GATE Newsletter
Intergenerational learning - Some questions arising from the GATE learning partnership

The aim of the GATE (Generations Ageing Together in Europe) project was to focus attention on how generations ‘age’ together in today’s Europe and where education and learning have a role to play in developing active-ageing strategies.

Critical reflections


The GATE Grundtvig Learning Partnership [Prog. N. 2012-1-GB2-GRU06-08455-2] held meetings with older people, education-alists, older people’s organisations, and agencies involved in active-ageing initiatives in Belfast (Northern Ireland), Graz (Austria), Valencia (Spain), Roccalamura (Sicily) and Trentino (Northern Italy):

• To facilitate discussion and debate on active ageing among learners and the partner organisations. What does it mean? How can it be achieved?
• To enable the exchange of knowledge, experiences and good practice in promoting and engaging older people in active-ageing strategies.
• To encourage critical reflection on current practices.
• To increase knowledge of active-ageing strategies and programmes in partner countries.
• To examine and explore the role of education and learning in active-ageing strategies.

GATE produced a guide to active ageing which is available on the programme’s website and provides profiles of all the partners:
http://gateproject.wikispaces.com

Intergenerational learning


In reaching its conclusions the GATE project also looked at current and recent (good) practice in intergenerational learning, some of the contexts for such learning – healthy and active ageing, mutual learning, volunteering, life-course perspectives – as well as providing a background picture of each country in terms of population, demography, national and regional policies as they impact on ‘ageing’ issues and older people.
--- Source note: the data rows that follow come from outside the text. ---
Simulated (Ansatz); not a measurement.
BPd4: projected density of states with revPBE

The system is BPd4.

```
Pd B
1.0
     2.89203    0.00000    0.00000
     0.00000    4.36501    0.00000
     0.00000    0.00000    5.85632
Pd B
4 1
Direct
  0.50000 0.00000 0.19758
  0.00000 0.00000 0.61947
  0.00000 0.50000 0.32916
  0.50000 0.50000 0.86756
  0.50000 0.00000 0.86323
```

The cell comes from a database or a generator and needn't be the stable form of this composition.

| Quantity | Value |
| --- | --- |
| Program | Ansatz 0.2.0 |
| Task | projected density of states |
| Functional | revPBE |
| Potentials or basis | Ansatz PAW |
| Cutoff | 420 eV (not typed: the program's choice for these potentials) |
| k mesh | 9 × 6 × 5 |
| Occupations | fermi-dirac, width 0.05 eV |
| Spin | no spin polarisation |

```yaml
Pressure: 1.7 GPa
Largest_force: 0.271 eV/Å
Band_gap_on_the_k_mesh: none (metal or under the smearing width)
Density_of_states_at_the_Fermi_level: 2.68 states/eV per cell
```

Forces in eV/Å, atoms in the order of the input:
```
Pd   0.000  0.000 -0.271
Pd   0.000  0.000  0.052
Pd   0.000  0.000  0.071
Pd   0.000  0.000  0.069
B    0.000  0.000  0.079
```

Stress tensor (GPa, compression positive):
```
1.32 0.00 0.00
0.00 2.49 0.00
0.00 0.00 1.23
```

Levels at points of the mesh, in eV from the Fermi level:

The research, the consultations and the discussions, also involving the UK partner that did not host a meeting from Leicester (England), gave rise as part of the GATE legacy to:

• the Gate Guide to Active Ageing.
• the conclusions below.
• the two questions which the partnership felt should be raised and debated to understand and evaluate better the notions and practice of mutual and intergenerational learning in the future.

Conclusions – great benefits


Learning in later life can bring great benefits for the ageing society. It can empower older people and enable them to live more fulfilling and independent lives. Learning can lead to improved health and well-being and reduced loneliness and social isolation. In short, learning promotes active ageing.

There are also wider benefits of learning in an ageing society – these can accrue to older people’s families and communities, and for the state itself, for example in terms of less public expenditure on health and social care. Investment in learning opportunities and activities can pay huge dividends for society and the state.

Lifelong learning is a means to bring about personal development, social cohesion and active citizenship as well as new and updated skills and competencies. In 2012, the European Civil Society Platform on Lifelong learning (EUCIS–LLL) published its manifesto Twelve Years After in which it called for a renewed and updated European memorandum on lifelong learning . In this concise paper, EUCIS–LLL stressed the important goal of personal fulfilment and enrichment for lifelong-learning activities ‘enabling each individual to achieve all his/her potentialities’. This surely should apply equally to older people and underlines the vital role of learning in active ageing.

There are strong arguments for seeing the changing demographic structure of Europe in a positive light. European societies are becoming more mature and wise. With the right approach, the ageing society can bring real social, cultural, political, economic and personal rewards. Active ageing can help realise these benefits for individuals and for the wider community and society. Investment in lifelong-learning courses and activities is a critical means to unlock these riches.

The added value of GATE


Population ageing is happening across all European countries. Europeans face common challenges and opportunities that this changing demographic brings. Intercultural differences and understanding may be improved by the sharing of experiences and knowledge of all member states. The GATE project has given the partners the opportunity to learn from each other and to forge supportive bonds. The project has helped increase understanding of social cohesion, participative citizenship and European awareness among all the partners and has encouraged the transnational circulation of educational best practice and know-how.

GATE has contributed to new approaches to intercultural dialogue among European countries. It has benefited the participating institutions by developing innovative practices in adult education and applying them in the teaching and learning process.

Mutual understanding


Working at a European level fosters the role of common historical heritage as a means to increase the mutual understanding of different cultures allowing all partners to experience the richness of European languages. Older people were given the opportunity to learn more about other EU countries and experience new cultures and customs giving them an opportunity to learn how to deal with unfamiliar situations and adapt more readily to complex and different environments.

The GATE project also helped to promote European awareness. Older people may not feel as much part of the European Union as many younger people do and so through participation in this project older learners have been able to adopt a stronger sense of their European identity and a greater understanding and awareness of European cultural heritage.

Two key questions


The GATE partners agreed that further questions that arise as a consequence of evaluating initiatives of ‘ageing together’ or intergenerational learning include these:

1) There have been many inter-generational learning opportunities, projects and networks in recent years but fewer focussing on mutual aspects of ageing or shared learning around ageing.
Do you feel that that the claims that such experiences bring benefits to our society have been justified?

2) This is a time of rapid change, economic uncertainty, a large reliance on technology, the emergence of social media as one of our main communication channels, and an apparent lessening of trust in politicians and decision makers at local, regional, national and pan-European levels.
Can you suggest ways (and provide examples) of how active-ageing initiatives and strategies are (or can be) effective in allowing all members of our communities to cope with these changes and remain economically and socially active?